Skip to main content

AKS

System Node Pool​

AKS requires the configuration of a system node pool when creating a cluster. This system node pool is not like the other additional node pools. It is tightly coupled to the AKS cluster. It is not possible without manual intervention to change the instance type or taints on this node pool without recreating the cluster. Additionally the system node pool cannot scale down to zero, for AKS to work there has to be at least one instance present. This is because critical system pods like Tunnelfront and CoreDNS will by default run on the system node pool. For more information about AKS system node pool refer to the official documentation.

XKS follows the Azure recommendation and runs only system critical applications on the system node pool. Doing this protects services like CoreDNS from starvation or memory issues caused by user applications running on the same nodes. This is achieved by adding the taint CriticalAddonsOnly to all of the system nodes.

Sizing Nodes​

Smaller AKS clusters can survive with a single node as the load on the system applications will be moderately low. In larger clusters and production clusters it is recommended to run at least three system nodes that may be larger in size. This section aims to describe how to properly size the system nodes.

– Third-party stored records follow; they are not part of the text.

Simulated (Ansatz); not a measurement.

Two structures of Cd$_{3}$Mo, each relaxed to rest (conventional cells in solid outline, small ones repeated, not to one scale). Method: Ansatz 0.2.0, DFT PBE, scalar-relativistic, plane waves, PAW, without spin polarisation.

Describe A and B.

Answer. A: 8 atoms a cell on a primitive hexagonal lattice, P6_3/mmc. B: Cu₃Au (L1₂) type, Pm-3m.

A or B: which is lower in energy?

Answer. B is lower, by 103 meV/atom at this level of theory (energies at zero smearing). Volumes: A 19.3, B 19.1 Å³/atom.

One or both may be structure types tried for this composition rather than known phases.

The minimum requirement for a system node is a VM with at least 2 vCPUs and 4GB of memory. Burstable B series VMs are not recommended. A good starting point for all clusters are the D series node types which have a balance of CPU and memory resources. A good starting point is a node of type Standard_D2as_v4.

More work has to be done in this area regarding sizing and scaling of the system node pools to achieve a standardized solution.

Modifying Nodes​

There may come times when Terraform wants to recreate the AKS cluster when the system node pool has been updated. This happens when updating certain properties in the system node pool. It is still possible to do these updates without recreating the cluster, but it requires some manual intervention. AKS requires at least one system node pool but does not have an upper limit. This makes it possible to manually add a new temporary system node pool. Remove the existing default node pool created by Terraform. Create a new system node pool with the same name but with the updated parameters. Finally remove the temporary node pool. Terraform will just assume that the changes have already been applied and import the new state without any other complaints.

Start off with creating a temporary system pool. Make sure to replace the cluster name and resource groups to the correct values.

az aks nodepool add --cluster-name aks-dev-we-aks1 --resource-group rg-dev-we-aks --name temp --mode "System" --node-count 1

It may not be possible to create a new node pool with the current Kubernetes version if the cluster has not been updated in a while. Azure will remove minor versions as new versions are released. In that case you will need to upgrade the cluster to the latest minor version before making changes to the system pool, as AKS will not allow a node with a newer version than the control plane.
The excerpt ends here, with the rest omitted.